Below is the proof given by Gilbert strang on pg 154 ,of the Cosine Formula :$\cos \theta=\frac{a^{\mathrm{T}} b}{\|a\|\|b\|}$
Before the proof, the only relevant thing the author defines is the inner product of two vectors $a, b$ given by $a^T.b$ and the orthogonality condition $a^Tb =0$
Authors proof:
Law of Cosines: $\quad\|b-a\|^{2}=\|b\|^{2}+\|a\|^{2}-2\|b\|\|a\| \cos \theta$
For angle $\theta$, the expression $\|b-a\|^{2}$ is $(b-a)^{T}(b-a)$, and above equation becomes $$ b^{\top} b-2 a^{\mathrm{T}} b+a^{\mathrm{T}} a=b^{\mathrm{T}} b+a^{\mathrm{T}} a-2\|b\|\|a\| \cos \theta $$ Canceling $b^{\top} b$ and $a^{\top} a$ on both sides of this equation, you recognize the formula for cosine: $a^{\top} b=\|a\|\|b\| \cos \theta .$ In fact, this proves the cosine formula in $n$ dimension since we only have to worry about the plane triangle $\mathrm{Oab}$
Question: How does this prove the cosine formula in $n$ dimensions ? The author assumes that the law of cosines works for all higher dimensional vectors without proving it .
Furthermore what does "we only have to worry about the plane triangle $\mathrm{Oab}$" mean in higher dimensions?
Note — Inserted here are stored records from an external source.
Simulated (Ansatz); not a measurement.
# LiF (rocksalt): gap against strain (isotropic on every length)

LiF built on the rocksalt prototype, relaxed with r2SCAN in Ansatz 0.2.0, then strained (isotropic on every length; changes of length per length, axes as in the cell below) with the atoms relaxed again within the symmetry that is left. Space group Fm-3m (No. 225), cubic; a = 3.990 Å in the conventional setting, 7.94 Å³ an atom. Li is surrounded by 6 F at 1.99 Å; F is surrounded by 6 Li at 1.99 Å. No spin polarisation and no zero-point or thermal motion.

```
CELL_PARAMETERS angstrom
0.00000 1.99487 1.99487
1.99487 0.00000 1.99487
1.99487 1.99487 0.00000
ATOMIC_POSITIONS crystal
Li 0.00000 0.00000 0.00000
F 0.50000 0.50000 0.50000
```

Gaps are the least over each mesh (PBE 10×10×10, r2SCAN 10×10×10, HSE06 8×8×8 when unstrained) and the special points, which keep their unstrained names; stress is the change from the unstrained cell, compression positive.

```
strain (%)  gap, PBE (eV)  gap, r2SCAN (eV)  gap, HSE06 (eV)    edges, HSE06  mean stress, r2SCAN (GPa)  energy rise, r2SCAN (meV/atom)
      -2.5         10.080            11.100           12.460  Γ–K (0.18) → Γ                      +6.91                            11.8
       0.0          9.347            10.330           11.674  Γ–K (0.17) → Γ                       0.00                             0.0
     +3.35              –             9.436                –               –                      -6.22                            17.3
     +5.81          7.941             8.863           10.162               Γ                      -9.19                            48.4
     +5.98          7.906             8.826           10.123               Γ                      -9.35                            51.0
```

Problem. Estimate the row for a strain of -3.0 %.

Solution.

Can anyone please help me understand this? It has been a day but I'm not getting it, if you can only hint, I'd be glad.
Thank you
What he means by "we only have to worry about the plane triangle Oab" is that the vectors a, b give rise to a 2D-triangle as in the picture. So we can just view the two vectors within the plane they span and not worry about the rest of the surrounding space.
In this light, it also makes sense that we can apply the law of cosines. As our vectors lie inside a 2D plane and we already know the law of cosines holds for triangles in 2D space, we can apply the law of cosines to the lengths of the vectors $a$, $b$ and $b - a$.